Case Study - Craft Beer Robotic palletizer
The Customer:
North Coast Brewing Company is a successful craft brewer in northern California.
As their website says:
A pioneer in the Craft Beer movement, North Coast Brewing Company opened in
1988 as a local brewpub in the historic town of Fort Bragg, located on California’s Mendocino Coast.
North Coast Brewing Company is also a leader in philanthropy and sustainability. In addition to being a Certified B Corp
and Benefit Corporation, the brewery is proud to be TRUE Platinum Zero Waste Certified, offer 14 Non-GMO Project Verified
beers, and spearhead an innovative carbon farming project to reverse its carbon footprint and advance the science of carbon
sequestration in agriculture.
In consultation with North Coast, Opus Automation designed and manufactured a single robot 1-IN, 2-OUT cell utilizing
an ABB IRB4600 robot. Like many small growing businesses, space in the brewery is at a premium so a key requirement in
determining the cell layout was minimizing space, both footprint and overhead clearance.
The drive to automate in this environment came mainly from the need to improve the health and safety of the workforce.
Maintaining production while handling beer cases is demanding on human operators. It was becoming difficult for North Coast to recruit
and maintain a motivated workforce who could consistently deliver the quality needed in such a physically demanding job.
Challenges:
- Floorspace: The area designated for the cell is bounded by the pillars of an overhead mezzanine.
- Height: The mezzanine created a hard ceiling. That combined with the need to build full pallet loads of
72" created a challenge for the robot selection and tooling design.
- Conveying: The conveyor to bring the cases into the robot cell would need to navigate a u-turn around
the mezzanine pillars and buffer cases to allow for production flow changes.

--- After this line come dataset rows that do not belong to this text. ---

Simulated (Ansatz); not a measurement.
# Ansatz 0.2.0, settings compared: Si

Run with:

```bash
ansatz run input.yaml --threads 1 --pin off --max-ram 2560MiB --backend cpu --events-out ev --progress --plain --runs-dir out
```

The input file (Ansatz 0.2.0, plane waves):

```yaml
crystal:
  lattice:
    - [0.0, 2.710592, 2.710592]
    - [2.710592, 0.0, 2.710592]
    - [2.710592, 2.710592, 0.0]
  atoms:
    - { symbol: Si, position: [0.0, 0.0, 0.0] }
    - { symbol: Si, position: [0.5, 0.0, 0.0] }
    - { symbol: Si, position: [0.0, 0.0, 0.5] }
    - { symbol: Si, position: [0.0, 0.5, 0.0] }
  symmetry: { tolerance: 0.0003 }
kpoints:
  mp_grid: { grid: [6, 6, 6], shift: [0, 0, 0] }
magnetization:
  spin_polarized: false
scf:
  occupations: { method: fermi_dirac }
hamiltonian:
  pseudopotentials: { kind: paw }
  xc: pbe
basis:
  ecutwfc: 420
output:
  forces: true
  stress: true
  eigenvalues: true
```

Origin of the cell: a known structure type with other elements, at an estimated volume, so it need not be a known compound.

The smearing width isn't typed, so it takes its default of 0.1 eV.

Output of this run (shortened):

- Case Sizes: The system must have the capability to handle a variety of case sizes with little to no
manual changeover required.
- Access: One of the main design goals was to keep the robot palletizing during full pallet removal.
Solutions:
- Opus analyzed the spatial requirements for the cell and determined that a long-reach 6-axis robot would be the right
choice for this cell. With the height allowance so tight, the extra linkages in most small palletizing robots could become
an issue. The need to build six-foot high pallets meant that the robot needed to be mounted on a pedestal, but the height
was critical. The use of off-line simulation, planning and programming software proved invaluable in development of this cell.
- Unload access during robot operation required some very tight safety design. The cell was divided internally into three
zones using light-curtains and as long as the robot kept clear of the zone where a reload was happening, it could remain active.
- Human activity in front of the robot cell is tight and busy. Roll-up doors were used to maintain safe separation of the operators from any hazards while keeping the robot always active.
- The pallet frames were designed to allow three empty pallets to be loaded at once so that three finished loads could be
removed before reloading dunnage.
- Multiple pack sizes required flexible product alignment at the pickup.
A custom vacuum gripper enables the robot to acquire and transport all sizes of cases reliably and without damage.